Exodus 16

Exodus 16: Manna, Testing Israel, and Daily Dependence on God

In Exodus 16, Yahweh provides manna from heaven, but He also tells us exactly why He does it: “that I may test them, whether or not they will walk in My law.” This passage is not only about food in the wilderness. It is about trust, obedience, unbelief, and daily dependence on the word of God. Hunger exposes Israel’s heart, and Yahweh answers by feeding His people in a way that makes self-reliance impossible.

Exodus 16 Explained: Why God Gave Manna and Tested Israel

Exodus 16 begins with Israel departing Elim, “on the fifteenth day of the second month after their departure from the land of Egypt,” about a month after arriving at the springs described in chapter 15.

There is no food, and the whole congregation grumbles against Moses and Aaron.

In chapter 15 it was a lack of water that set them grumbling; this time it is a lack of food.

The wording is important because it names Moses and Aaron, yet the chapter itself insists that this is only the surface of the sin, since Moses exposes the deeper reality: “in the morning you will see the glory of Yahweh, for He hears your grumblings against Yahweh; and what are we, that you grumble against us?”

Israel speaks as though Moses and Aaron are the problem, but Yahweh is the One who brought them out, Yahweh is the One who leads by cloud, and Yahweh is the One who has bound Himself to them by His name, so their complaint is not truly about Moses and Aaron but against the God who redeemed them.

Their grumbling also shows how unbelief leads them to exaggerate how good Egypt was.

They depict Egypt as a place of contentment, “when we sat by the pots of meat, when we ate bread to the full,” which is an ironic rewriting of the very land where they groaned under slavery and where their sons were cast into the Nile.

Hunger makes them speak as though bondage was abundance and freedom is starvation.

This is the same pattern that surfaced earlier when they lacked water, and the repetition matters, because Scripture is showing that the problem is not the specific trial but the heart that receives the trial.

They have now grumbled over food in the same way they grumbled over water, and in both cases they speak of Yahweh’s deliverance as though it were leading them toward death rather than life.

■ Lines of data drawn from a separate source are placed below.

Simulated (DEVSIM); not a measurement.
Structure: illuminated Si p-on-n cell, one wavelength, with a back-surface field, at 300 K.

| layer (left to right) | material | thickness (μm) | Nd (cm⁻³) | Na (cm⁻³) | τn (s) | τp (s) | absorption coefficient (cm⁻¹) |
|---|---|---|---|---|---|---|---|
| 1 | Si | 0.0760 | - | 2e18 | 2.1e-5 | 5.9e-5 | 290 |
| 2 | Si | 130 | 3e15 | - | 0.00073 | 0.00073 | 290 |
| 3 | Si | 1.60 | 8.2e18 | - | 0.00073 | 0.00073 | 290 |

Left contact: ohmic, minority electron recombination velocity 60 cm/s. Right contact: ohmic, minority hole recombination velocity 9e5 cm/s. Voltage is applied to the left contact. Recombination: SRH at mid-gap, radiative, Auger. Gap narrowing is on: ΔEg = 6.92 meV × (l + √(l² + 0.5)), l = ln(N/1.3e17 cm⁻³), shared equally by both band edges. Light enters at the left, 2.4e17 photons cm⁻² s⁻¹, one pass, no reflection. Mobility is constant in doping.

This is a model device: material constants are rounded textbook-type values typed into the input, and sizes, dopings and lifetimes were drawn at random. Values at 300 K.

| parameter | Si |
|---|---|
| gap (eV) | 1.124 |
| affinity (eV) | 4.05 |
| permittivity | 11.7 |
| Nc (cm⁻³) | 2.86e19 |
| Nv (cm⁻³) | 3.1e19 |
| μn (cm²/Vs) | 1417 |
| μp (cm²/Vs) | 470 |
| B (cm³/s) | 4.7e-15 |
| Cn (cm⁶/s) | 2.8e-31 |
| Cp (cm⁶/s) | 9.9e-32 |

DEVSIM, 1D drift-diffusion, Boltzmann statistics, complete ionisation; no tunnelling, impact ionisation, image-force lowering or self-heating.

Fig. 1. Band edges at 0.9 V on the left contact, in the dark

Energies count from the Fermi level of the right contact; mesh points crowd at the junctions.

Yahweh answers by providing for them, and He does not hide His reason in doing so.

He says to Moses, “Behold, I will rain bread from heaven for you,” and then He adds the interpretive key for the whole chapter, “that I may test them, whether or not they will walk in My law.”

This means the manna is not merely a miracle to keep them alive; it is a divinely ordained training ground where Yahweh exposes what is in their hearts and teaches them what it means to have faith.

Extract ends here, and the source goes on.